I sometimes exist in the eerie intersection between a man’s respect for my sexuality and his mistreatment of women. Sometimes I end up getting very friendly with a guy, only to be approached later by my (often closest) girl friends about the times he has acted inappropriately toward them. Wait, what? I totally gave him my stamp. How can this be?
I hang out in interesting subcultures where it’s possible for someone to not have issues with acting homophobic, but still act in misogynistic ways. Knowing I’m gay, the dudes will be kind to me, they won’t try to sleep with me, and they’ll even pay attention to what I have to say. I have found myself very close to people that other women prefer to avoid.
I imagine the whiplash I feel is similar to that of many guys out there who learn that their best bro friends are consent-violators. He treats them with respect, so it’s hard to believe he acts any differently to anyone else. I have to suppress my instinct to defend my guy friend who has acted inappropriately. After all, I know the friend telling me about his trespasses deserves just as much of my respect for her truth as I would give to him.
Then there are the times where I begin to feel the curious immunity slipping away. My friend’s vision begins to blur, he begins to see his enemy in my place. After lashing out, this Mr. Hyde slithers away to its dark corner. Or perhaps I sense a possessive charge burning underneath his eyes that I had not recognized before, and yet it fades away too quickly for me to say to myself that he has always seen me this way. In either case, these moments are less tangible than secrets.
And let me say, of course it is wrong for these guy friends to respect me more because I am not sexually available to them. Of course it is wrong that I am treated as an exception and not a rule. Of course it is wrong that they require a more powerful rejection in order to respect my boundaries, they need a rejection that gives them the security of blamelessness.

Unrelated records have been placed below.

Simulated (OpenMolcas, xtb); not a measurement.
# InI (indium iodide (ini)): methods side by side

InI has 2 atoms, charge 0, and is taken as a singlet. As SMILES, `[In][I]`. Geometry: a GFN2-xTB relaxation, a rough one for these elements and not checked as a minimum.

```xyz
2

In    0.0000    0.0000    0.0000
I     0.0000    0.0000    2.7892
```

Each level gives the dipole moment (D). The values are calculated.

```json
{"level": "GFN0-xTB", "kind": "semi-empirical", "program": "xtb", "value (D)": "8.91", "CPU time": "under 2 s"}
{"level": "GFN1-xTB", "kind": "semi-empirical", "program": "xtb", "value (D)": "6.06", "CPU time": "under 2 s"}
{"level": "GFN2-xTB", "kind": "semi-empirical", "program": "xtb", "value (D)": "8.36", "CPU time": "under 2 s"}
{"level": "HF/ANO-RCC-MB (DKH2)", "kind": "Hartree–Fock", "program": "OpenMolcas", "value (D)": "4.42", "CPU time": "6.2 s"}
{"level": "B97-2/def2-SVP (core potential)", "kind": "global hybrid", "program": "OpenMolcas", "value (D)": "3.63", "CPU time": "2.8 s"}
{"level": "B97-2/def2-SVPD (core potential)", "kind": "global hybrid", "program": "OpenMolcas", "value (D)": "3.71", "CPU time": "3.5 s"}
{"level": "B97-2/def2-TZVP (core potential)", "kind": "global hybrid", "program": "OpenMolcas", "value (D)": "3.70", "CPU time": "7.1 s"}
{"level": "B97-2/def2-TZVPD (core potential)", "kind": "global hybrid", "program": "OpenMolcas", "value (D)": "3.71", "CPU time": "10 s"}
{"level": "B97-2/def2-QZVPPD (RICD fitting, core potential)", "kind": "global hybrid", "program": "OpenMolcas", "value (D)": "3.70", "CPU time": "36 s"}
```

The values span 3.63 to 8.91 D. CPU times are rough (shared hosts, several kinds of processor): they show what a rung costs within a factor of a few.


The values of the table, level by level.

I see red flags, and I have unintentionally ignored them. A man will be too forward and touchy with me, and backs off only when I explain my sexuality (and not when I shirk away from his touch, or point-blank tell him I don’t like it). Or I have had the gut instinct he is being “creepy” with someone else, but because I feel like I can trust him, I assume I am wrong.
Recognizing this curious immunity, I feel a responsibility to use and learn from it. I am able to have empathy for these men, when other women (for their own safety and/or comfort) cannot. I am able to be an undercover operator in his world. Perhaps I could even be a positive influence. If he can treat me with respect, perhaps opening his eyes will help him to respect all women.
In the very least, I must do better to see my red flags and to figure out if a guy friend of mine is doing this before it comes down to another woman telling me he has hurt her. I owe it to all women, and I owe it to him.